Virtual and augmented reality (VR and AR) are bridging the gap between the physical and the virtual worlds. The ultimate goal of VR and AR technology is to present three-dimensional (3D) images at high frame rates for realistic, immersive, and interactive viewing experiences. As the demand for higher resolution in VR and AR devices increases, the computational complexity and the data requirements also increase. This puts a burden on underlying critical resources, such as memory, processing time, and energy consumption, which are essential for storing, rendering, processing, and displaying information. To address these challenges, this research explores methods that harness the inherent structure and redundancy present in the data. By focusing on three key areas -- rendering, displays, and compression -- this dissertation aims to enable efficient AR/VR systems that enhance resource utilization without compromising the user experience.
First, we focus on developing computationally efficient rendering techniques. We begin by discussing various foveated rendering approaches. With the advent of real-time eye tracking systems and an increase in the resolution and field of view in modern AR and VR headsets, foveated rendering becomes crucial to achieve real-time rendering. We review the current state of the field and provide a taxonomy of various foveation techniques that can be used as a guide for developing foveated rendering methods. Then, we investigate methods to improve the image quality from sparse Monte Carlo samples in volumetric rendering.
Monte Carlo path tracing has the potential to create stunning visualizations of volumetric data. However, the computational cost of achieving noise-free images is extremely high due to the large number of samples required per pixel. We show how deep-learning-based denoising techniques can be integrated with Monte Carlo volumetric rendering to achieve high-quality images at interactive rates.
Next, we present our research towards developing energy-efficient holographic displays.
Holographic displays are considered true 3D displays, with the potential to emulate all the depth cues of human vision. Nanophotonic phased array (NPA) is a novel emerging technology for holographic displays with compact sizes and very high refresh rates. However, building a large-scale NPA is limited by the significant power consumption and circuit complexity. We present algorithms to generate sparse holographic patterns and show that we can produce high-resolution images with high visual quality using as few as 10% of the display elements.
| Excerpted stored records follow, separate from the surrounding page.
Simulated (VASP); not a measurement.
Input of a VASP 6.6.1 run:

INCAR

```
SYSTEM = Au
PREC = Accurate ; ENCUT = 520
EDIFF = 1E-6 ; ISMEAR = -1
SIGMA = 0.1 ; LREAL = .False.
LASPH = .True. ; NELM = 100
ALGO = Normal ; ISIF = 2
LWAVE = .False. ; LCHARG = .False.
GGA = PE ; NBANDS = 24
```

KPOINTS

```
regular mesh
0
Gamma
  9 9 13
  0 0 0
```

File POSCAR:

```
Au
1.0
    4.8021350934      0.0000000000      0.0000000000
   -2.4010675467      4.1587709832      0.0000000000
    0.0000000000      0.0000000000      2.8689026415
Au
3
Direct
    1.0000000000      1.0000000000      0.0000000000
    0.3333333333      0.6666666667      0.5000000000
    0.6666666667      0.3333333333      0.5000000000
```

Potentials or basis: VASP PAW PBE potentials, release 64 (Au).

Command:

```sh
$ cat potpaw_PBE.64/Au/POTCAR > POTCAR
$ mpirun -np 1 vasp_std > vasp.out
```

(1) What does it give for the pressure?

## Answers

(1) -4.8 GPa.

Finally, we explore techniques for efficient compression of multi-view images. As the quantity of 3D data being acquired and processed continues to expand, it leads to increased storage demands and data transmission challenges. We present a deep learning-based multi-view image compression framework that integrates a novel view-aware entropy model with the recent advancements in single-view image compression. By achieving superior compression performance, our approach facilitates more efficient utilization of memory resources when dealing with multi-view data.
Susmija is a Ph.D. candidate in Computer Science at the University of Maryland, College Park, advised by Prof. Amitabh Varshney. Her research interests involve computer graphics, 3D displays, and computer vision, focusing on solving problems to develop immersive and interactive visual experiences. She received her master's and bachelor's degrees in Computer Science from the Indian Institute of Technology, Kharagpur.